Project 5: Perceptual coherence and the role of FPD in noise
This project aims to use computational techniques to build linguistic structures such as prosodic trees on the basis of ‘perceptual coherence’, that is, the grouping of sound components such as harmonics and formants into larger units. The Sheffield project will examine overlap in conversations. The Cluj project will examine other aspects of the relationship between FPD and auditory perceptual coherence, and test the hypothesis that FPD-derived coherence contributes to speech processing in noise.

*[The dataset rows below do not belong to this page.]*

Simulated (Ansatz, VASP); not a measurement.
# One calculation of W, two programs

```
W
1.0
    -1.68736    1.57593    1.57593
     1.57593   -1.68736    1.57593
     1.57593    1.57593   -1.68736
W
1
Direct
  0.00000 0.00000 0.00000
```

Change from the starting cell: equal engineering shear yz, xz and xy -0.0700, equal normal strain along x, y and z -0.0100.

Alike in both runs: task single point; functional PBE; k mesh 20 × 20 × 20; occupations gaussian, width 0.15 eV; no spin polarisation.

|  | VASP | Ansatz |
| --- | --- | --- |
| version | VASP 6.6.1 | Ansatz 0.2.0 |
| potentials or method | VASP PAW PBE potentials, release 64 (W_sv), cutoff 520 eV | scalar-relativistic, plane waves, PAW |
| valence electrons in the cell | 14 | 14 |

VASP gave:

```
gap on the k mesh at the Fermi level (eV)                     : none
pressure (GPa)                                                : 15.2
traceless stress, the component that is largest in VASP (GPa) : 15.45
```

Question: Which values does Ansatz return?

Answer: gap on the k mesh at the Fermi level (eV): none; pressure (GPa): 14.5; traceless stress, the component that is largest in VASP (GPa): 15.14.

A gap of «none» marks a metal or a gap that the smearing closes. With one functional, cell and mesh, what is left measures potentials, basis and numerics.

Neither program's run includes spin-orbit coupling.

Perceptual experiments have shown that synthetic speech is more intelligible in noise when it contains FPD that mimics natural speech patterns. Knowledge of the FPD for one’s native language may also result in speech perception advantages over non-native listeners in noise. Intriguingly, FPD that affects intelligibility in noise is often not easily noticeable in good listening conditions. One hypothesis is that the FPD enables better grouping of the auditory signal, and thereby more efficient lexical access and understanding. Perceptually coherent signals should result in structures that are robust in everyday noise conditions (including competing speakers).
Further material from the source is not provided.